Organic HPC

High-Performance Computing usually happens in HPC data centers on compute clusters consisting of powerful machines. However, depending on the nature of an HPC workflow and how many other users are accessing a compute cluster in parallel, such a data center might not be able to optimally serve all users. Instead of expanding the data center, it could instead form a compute continuum with other computing resources such as cloud and edge computers. Together these constitute a heterogeneous cluster that is able to serve many more use cases than a data center alone can.

This brings another challenge: The dynamic management of such a compute cluster to ensure that the placement of HPC jobs, workloads, and data is optimized. The two main issues here are modeling the state of the system, including information on the network speed, as well as, making as close to optimal decisions on the placement of jobs and data in real-time as possible. The network model needs to be able to indicate the available bandwidth between any two nodes while still being scalable for thousands of compute nodes and being able to dynamically update itself when the system topology changes. Optimal placement of workloads is considered to be an NP-complete problem such that even with smart mathematical algorithms, it is not possible to quickly find optimal decisions for large clusters. Instead, a compromise is needed, trading optimal for near-optimal and using heuristic and machine learning algorithms that are able to compute more quickly even on scale.

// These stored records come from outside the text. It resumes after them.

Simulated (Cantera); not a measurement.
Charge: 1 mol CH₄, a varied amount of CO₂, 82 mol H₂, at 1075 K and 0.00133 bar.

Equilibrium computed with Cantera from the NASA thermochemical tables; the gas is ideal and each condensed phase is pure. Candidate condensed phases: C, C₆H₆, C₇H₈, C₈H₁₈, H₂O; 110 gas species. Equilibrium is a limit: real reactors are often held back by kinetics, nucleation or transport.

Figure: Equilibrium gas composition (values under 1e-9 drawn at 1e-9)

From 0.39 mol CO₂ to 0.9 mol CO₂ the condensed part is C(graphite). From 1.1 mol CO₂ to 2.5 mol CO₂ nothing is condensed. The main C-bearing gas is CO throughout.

The successful design and implementation of such a system would enable use cases such as the live processing of data from edge nodes using cloud and data center resources, while also actively optimizing where said data is stored and processed. Furthermore, it also enables HPC jobs, running on a data center, to dynamically include cloud and edge nodes to temporarily increase their compute capacity. By stretching and distributing workflows as well as storage across arbitrary devices, the compute continuum is able to utilize said devices for data input, processing, and storage.

We call this concept Organic HPC as such a system would dynamically adjust itself to a changing hardware landscape as if it were alive.

Thus, Organic HPC describes a system comprised of various heterogeneous components potentially spanning multiple locations including data centers with HPC resources and cloud and edge in which compute jobs consisting of many tasks are automatically and dynamically distributed across the available hardware resources according to their performance characteristics.